Biryani (/bɜːrˈjɑːni/) is a mixed rice dish originating among the Muslims of the Indian subcontinent. It is made with Indian spices, rice, and usually some type of meat (chicken, beef, goat, lamb, prawn, fish), and sometimes, in addition, eggs and potatoes.
|Alternative names||Biriyani, Biriani, Beriani, Briyani, Breyani, Briani, Birani, Buriyani, Bariania, Beriani|
|Region or state||Indian subcontinent, Western Asia, Central Asia, Southeast Asia|
|Ingredients generally used|
Biryani is one of the most popular dishes in South Asia, as well as among the diaspora from the region. Similar dishes are also prepared in other parts of the world such as in Iraq, Thailand, and Malaysia. Biryani is the single most-ordered dish on Indian online food ordering and delivery services.

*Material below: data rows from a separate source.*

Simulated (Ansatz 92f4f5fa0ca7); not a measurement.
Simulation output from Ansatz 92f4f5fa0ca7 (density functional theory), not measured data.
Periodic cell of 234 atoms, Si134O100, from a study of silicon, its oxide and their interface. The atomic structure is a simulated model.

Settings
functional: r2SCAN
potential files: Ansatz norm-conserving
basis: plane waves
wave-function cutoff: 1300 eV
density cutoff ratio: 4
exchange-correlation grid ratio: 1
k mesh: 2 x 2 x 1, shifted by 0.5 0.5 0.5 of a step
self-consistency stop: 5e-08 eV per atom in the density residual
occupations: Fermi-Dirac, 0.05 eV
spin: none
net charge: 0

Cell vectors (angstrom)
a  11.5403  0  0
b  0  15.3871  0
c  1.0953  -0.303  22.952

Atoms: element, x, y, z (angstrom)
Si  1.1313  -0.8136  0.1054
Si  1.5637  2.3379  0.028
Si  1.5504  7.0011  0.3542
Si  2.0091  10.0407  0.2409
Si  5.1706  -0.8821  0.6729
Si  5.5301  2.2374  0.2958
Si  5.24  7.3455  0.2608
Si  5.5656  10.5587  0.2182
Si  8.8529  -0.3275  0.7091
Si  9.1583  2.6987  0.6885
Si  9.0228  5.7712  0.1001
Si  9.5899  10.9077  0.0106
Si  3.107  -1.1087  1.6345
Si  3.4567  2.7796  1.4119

One theory states that it originated from birinj (Persian: برنج), the Persian word for rice. Another theory states that it is derived from biryan or beriyan (Persian: بریان), which means "to fry" or "to roast". It may alternatively be related to the Persian word bereshtan (Persian: برشتن) which likewise means "to roast (onions)", as the dish is often prepared by flavoring rice with fried onions and meat, besides mild spices. Persian was used as an official language in different parts of medieval India by various Islamic dynasties.
The exact origin of the dish is uncertain. In North India, different varieties of biryani developed in the Muslim centres of Delhi (Mughlai cuisine), Rampur, Lucknow (Awadhi cuisine) and other small principalities. In South India, where rice is more widely used as a staple food, several distinct varieties of biryani emerged from Hyderabad Deccan (where some believe the dish originated) as well as Tamil Nadu (Ambur, Thanjavur, Chettinad, Salem, Dindigal), Kerala (Malabar), Telangana, and Karnataka (Bhatkal) where Muslim communities were present.
According to historian Lizzie Collingham, the modern biryani developed in the royal kitchens of the Mughal Empire (1526–1857) and is a mix of the native spicy rice dishes of India and the Persian pilaf. Indian restaurateur Kris Dhillon believes that the dish originated in Persia, and was brought to India by the Mughals.
Another theory claims that the dish was prepared in India before the first Mughal emperor Babur conquered India. The 16th-century Mughal text Ain-i-Akbari makes no distinction between biryanis and pilaf (or pulao): it states that the word "biryani" is of older usage in India. A similar theory, that biryani came to India with Timur's invasion, appears to be incorrect, because there is no record of biryani having existed in his native land during that period.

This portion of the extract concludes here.